# nLab Pythagorean ring

Contenta

### Context

#### Algebra

higher algebra

universal algebra

# Contenta

## Idea

Pythagorean rings are rings in which all elements satisfy the common Pythagorean identity, generalizing from the real numbers.

## Definitions

Let $R$ be a (possibly nonassociative and/or possibly nonunital) ring. Then $R$ is a Pythagorean ring if it has a binary operation $p:R \times R \to R$ such that for every element $a$ and $b$ in $R$, $a^2 + b^2 = p(a,b)^2$. (Note all binary operations $\cdot$ have an associated cartesian square $(-)^2$ defined as $a^2 = a \cdot a$.)

There is also a $n$-ary version of $p$, which is a finite sum

$\sum_{i=0}^n a_i^2 = p_n(a_0,a_1,\ldots,a_n)^2$

for a natural number $n:\mathbb{N}$.

## Properties

Due to the nature of addition in an abelian group, the set $R$ with the binary operation $p$ is a commutative semigroup.

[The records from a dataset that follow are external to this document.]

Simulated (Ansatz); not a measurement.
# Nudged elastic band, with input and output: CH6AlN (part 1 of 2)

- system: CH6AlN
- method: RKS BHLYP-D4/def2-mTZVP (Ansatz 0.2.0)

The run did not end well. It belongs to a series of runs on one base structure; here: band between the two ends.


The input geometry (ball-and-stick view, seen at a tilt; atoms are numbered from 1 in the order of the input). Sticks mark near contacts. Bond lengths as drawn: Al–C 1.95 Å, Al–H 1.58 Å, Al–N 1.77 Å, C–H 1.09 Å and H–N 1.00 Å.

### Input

Every finitely generated $R$-module $A$ for a Pythagorean ring $R$ by a set of finite cardinality $n$ has an absolute value $\vert (-) \vert: A \to R$ given by the $n$-ary version of $p$ in $R$ for the scalars $a_i$ of an element $a$ in $A$, and a quadratic form given by $\vert(-)\vert^2$. As a result, for every finitely generated $R$-module $A$ for a Pythagorean ring $R$ there is an associated Clifford algebra $Cl(R,\vert(-)\vert^2)$.

## Examples

• The real numbers are a Pythagorean ring.

• A Pythagorean ring that is a field is a Pythagorean field.